I think she's smarter than this.
Oddly enough I think the same thing about religion all the time. Where - by the way - people believe claims much, much, much more extraordinary with far, far, far, far less proof. So, its' OK to try to butter me up and get me to somehow believe that GOD - the lord high maker and ruler of the entire universe through all time and space - came to earth, as a human, showed up in a backwash, continually troubled province of the Roman Empire back 'bout 2,000 years ago now, where he was executed as a common criminal after enjoying his earth-bound life as a carpenter. And that's OK, because if he was not executed I'd still suffer from original sin and be punished with eternal hell fire (mostly for masturbating and having sex) because some girl ate some apple or something, and by dying in a most horrible way we were freed from sin forever, but not from the need to masturbate. Which apparently you still shouldn't do, and can still get sent to hell for.

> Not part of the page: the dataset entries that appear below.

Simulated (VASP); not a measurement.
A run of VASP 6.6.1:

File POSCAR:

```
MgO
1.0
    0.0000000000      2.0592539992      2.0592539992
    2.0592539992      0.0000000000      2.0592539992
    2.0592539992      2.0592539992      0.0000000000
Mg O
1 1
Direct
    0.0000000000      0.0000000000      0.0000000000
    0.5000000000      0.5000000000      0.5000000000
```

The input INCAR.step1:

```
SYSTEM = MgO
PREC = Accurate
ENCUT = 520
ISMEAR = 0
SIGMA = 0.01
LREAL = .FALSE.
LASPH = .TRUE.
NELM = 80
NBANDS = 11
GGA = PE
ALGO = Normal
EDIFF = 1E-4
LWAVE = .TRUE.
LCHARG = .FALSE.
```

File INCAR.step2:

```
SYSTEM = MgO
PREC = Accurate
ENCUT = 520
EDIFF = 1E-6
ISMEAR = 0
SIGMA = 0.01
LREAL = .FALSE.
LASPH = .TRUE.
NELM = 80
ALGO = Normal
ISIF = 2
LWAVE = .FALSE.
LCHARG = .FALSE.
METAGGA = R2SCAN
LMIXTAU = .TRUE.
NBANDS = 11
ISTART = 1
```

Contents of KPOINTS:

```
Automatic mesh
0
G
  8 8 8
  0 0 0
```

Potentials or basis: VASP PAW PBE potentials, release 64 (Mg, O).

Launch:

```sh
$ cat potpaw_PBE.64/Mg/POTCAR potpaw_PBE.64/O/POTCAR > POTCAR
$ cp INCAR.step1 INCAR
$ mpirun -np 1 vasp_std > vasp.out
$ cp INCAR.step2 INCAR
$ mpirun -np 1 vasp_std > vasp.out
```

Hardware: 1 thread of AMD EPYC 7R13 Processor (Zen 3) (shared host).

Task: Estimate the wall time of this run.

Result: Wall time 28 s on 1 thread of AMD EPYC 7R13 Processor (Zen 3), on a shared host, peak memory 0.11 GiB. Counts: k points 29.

And you want me to believe that, but entertaining the notion that the government of the United States participated in some huge hoax* (we're still holding the weekly "Republican Primary" debates aren't we? 7 people who should never be President pretending to run for the office?) while lying like a rug (yeah, no basis to ever think that) just to score a PR coup is somehow beyond the bounds of reason.
Yeah. About that...
There is nothing amazing in most conspiracy theories, indeed they often offer an explanation that seems much easier on the surface to believe than the commonly accepted facts: in this case that the same nation that created the Tea Party and seeming fights against science at every turn, particularly in the educational system, could have ever done anything as scientifically-based as put a man on the moon. It's much easier, more convenient, far more apparent (and a hella lot cheaper too), and far easier to control if we just did it on TV (we are the TVNation after all) and just try to pass it off as fact, which was not that hard as most people were already believing that.
Wehrner became member of the Schuts Staffel as Sturmbahnfurher purely to get funding for his research.
No excuse.
* - not to put too fine a point on it, but this December 24, at some point in the evening (most likely chosen to be the right time in the Eastern Time Zone) NORAD, the US's first-line defense against rocket-based nuclear war, will announce they have spotted Santa Claus. I love this moment in the holidays more than any other moment. Really. I do.